❓WHAT HAPPENED: The Guardian newspaper falsely reported that the National Security Agency (NSA) detected a call involving foreign intelligence and “a person close to Trump.” In fact, the call was between two people associated with foreign intelligence who merely “discussed” a third party close to Trump.
👤WHO WAS INVOLVED: Guardian reporter Cate Brown, Director of National Intelligence (DNI) Tulsi Gabbard, Gabbard’s deputy chief of staff Alexa Henning, and lawyer Andrew P. Bakaj.
📍WHEN & WHERE: February 2026, the false report by The Guardian was rebutted on X (formerly Twitter).
💬KEY QUOTE: “Your story is false… Your leaker lied to you.” – Alexa Henning
🎯IMPACT: The Guardian issued a correction, undermining the credibility of the newspaper and the related accusations against the Trump administration peddled by lawyer Andrew P. Bakaj, who helped orchestrate the first impeachment effort against President Donald J. Trump in 2019.
A false report by Guardian U.S. political enterprise reporter Cate Brown has been amended after Alexa Henning, chief of staff to Director of National Intelligence (DNI) Tulsi Gabbard, publicly challenged it on social media. Brown had inaccurately reported that “The NSA detected a phone call between foreign intelligence and a person close to Trump last spring,” based on the claims of a lawyer involved in 2019 impeachment efforts against President Donald J. Trump.
Responding to this allegation, Henning stated on X that the story was false, telling Brown, “Your leaker lied to you. And you ignored our requests to give us time to get you accurate information and published your story before we could respond.” She went on to describe Brown as “a total loser” being manipulated by her sources, likely in Congress, “to leak highly classified information.”
A subsequent amendment to The Guardian‘s report vindicated Henning, clarifying that “the phone call was between two people associated with foreign intelligence who discussed someone close to Donald Trump, not between someone and a person close to Trump.” The newspaper shifted blame for its initial false report by claiming it was “based on multiple phone calls with a source who later said he misspoke and clarified the actual details of the call”—but declined to apologize for rushing to publication without giving Gabbard’s office time to respond.
Notably, the “person close to Trump” is reportedly not even an administration official or special government employee.

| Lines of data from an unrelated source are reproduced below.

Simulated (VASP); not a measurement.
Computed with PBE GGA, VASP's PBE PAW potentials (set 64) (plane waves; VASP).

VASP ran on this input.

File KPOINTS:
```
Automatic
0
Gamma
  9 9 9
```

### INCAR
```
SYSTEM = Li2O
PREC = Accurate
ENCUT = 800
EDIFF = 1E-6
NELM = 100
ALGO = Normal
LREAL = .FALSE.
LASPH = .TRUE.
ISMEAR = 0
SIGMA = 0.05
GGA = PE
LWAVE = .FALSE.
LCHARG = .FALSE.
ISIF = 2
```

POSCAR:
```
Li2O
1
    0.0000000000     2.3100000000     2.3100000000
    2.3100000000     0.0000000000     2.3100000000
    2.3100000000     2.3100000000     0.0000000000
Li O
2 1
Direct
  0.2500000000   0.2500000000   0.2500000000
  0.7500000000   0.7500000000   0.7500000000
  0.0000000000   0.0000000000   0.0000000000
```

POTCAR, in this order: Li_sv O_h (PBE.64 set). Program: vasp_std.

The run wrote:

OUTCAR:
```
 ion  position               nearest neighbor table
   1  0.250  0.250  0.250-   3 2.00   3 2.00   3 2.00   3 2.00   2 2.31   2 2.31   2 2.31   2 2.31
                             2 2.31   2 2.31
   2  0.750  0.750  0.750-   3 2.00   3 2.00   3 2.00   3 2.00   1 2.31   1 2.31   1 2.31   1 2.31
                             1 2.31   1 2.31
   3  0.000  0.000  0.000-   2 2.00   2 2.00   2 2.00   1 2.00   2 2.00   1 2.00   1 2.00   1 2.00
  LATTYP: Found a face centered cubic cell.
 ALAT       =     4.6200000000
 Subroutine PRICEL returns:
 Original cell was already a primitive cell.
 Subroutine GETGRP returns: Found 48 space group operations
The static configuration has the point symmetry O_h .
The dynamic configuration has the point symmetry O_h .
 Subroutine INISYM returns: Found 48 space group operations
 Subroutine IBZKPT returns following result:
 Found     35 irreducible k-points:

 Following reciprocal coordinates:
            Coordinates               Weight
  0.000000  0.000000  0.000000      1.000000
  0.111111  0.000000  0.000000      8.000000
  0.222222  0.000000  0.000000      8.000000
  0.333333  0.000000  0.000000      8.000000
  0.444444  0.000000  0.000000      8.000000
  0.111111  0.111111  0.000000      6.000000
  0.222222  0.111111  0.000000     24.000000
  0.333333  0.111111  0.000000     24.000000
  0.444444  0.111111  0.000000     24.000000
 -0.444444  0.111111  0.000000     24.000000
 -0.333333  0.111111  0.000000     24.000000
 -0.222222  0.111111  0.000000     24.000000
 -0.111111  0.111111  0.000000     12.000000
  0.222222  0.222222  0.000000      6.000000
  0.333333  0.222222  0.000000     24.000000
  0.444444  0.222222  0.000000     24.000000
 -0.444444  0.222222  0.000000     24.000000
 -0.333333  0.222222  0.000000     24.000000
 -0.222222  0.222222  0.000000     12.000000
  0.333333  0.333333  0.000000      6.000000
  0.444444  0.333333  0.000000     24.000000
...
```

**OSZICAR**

This incident forms part of a broader partisan narrative involving a whistleblower complaint that Gabbard had allegedly delayed sending to Congress due to classification issues. Notably, the whistleblower’s attorney is Andrew P. Bakaj, who previously served as lead attorney for the Central Intelligence Agency (CIA) officer who helped trigger the first, failed impeachment of President Trump during his first term.
That whistleblower was subsequently revealed to have direct ties to the Biden family’s business affairs in Ukraine.